It is often said that the person someone marries is not the same person as he or she divorces. During the course of a marriage, Colorado couples may work together as a team by combining their income and assets together. However, during a divorce, individuals may attempt to hide assets so that they can wind up with a greater stake after the marriage has ended.
Individuals may attempt to hide assets in a variety of ways. A classic method is to wire them to an offshore account. Another way is to give cash to a loved one who then purchases and holds an asset until after the divorce. Other individuals may decide to loan their loved one's sums that they do not disclose as a marital asset.

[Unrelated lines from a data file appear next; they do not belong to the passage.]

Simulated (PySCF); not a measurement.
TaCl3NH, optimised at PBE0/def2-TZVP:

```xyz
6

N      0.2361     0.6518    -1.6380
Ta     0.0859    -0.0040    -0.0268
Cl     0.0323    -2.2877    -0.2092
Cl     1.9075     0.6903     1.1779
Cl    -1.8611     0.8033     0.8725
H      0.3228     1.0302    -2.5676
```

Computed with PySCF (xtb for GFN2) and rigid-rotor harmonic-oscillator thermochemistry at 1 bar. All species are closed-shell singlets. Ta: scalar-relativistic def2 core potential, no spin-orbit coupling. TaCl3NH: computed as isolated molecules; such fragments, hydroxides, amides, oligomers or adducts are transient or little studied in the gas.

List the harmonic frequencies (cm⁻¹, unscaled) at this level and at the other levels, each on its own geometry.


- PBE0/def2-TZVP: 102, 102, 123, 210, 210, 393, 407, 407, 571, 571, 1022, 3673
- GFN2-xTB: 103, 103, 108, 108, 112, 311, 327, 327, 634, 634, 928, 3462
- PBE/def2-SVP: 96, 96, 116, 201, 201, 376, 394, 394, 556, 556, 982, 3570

Once all of the relevant assets are disclosed, individuals may be able to reach an agreement about how to divide them. Otherwise, a judge will make the property division determination in the absence of an accord. With assets that are not liquid, it may be easiest for the couple to reach an agreement about their disposition. Otherwise, they may be at the mercy of a judge's order that does not recognize a correlation between the order and the value of the asset. For example, a judge may give all of a business interest to one spouse and order that same spouse to pay the other spouse for a specific period of time. If that business goes bankrupt, the spouse that owns it may wind up still paying the other spouse in exchange for a now worthless asset.
An attorney with experience in divorce matters may be of assistance in locating or placing a value on complex marital assets. This could serve to be an integral step in reaching an equitable property distribution.